Ingrid Betancourt: example of courage
 



Ingrid Betancourt, a politically militant Franco-Columbian, held hostage by the Revolutionary Armed Forces of Columbia (FARC), was liberated on Wednesday, July 2, 2008, after 6½ years in captivity.

In 2001, this exceptional woman wrote an account of her life and her battle against corruption and the drug cartels in Columbia in a book entitled “La rage au coeur”, later published in English as “Until Death Do Us Part: My Struggle to Reclaim Columbia”.

She is an inspiring example of the heroic force that enables an individual to place values such as justice at the centre of one’s existence. By her constant militancy and unwavering courage, she succeeded in displaying to her people (as an elected member of the Chamber of Deputies in 1989 and as a senator in 1994) a real hope for change exposing herself to reprisals of the governing political class. Fearing the threats on the lives of her two children, she sent them to live with their father in New Zealand.
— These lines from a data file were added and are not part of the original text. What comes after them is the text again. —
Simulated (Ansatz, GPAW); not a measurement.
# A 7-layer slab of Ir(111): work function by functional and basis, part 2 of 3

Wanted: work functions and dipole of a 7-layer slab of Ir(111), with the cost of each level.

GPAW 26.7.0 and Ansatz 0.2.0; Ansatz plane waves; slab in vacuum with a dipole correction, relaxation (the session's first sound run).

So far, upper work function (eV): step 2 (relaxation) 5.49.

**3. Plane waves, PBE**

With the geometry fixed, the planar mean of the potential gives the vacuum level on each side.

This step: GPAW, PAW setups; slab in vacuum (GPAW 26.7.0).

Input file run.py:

Soon after she was freed from the Columbian jungle and the grip her kidnappers, Ms. Betancourt announced her intent to return to Columbia to continue the battle. In this she is a vibrant example of a valiant individual with the type of courage that Plato defined as a heart that follows without wavering, through pain and pleasure, the mandates of justice “knowing what not to fear.”

For Plato, there exists an anger of the just, a fervour, an angry heart that animates a good man witnessing injustice. What individual does not feel anger in the face of brutal injustice? This kind of constructive anger, found in several great moments of history, is what Plato called courage.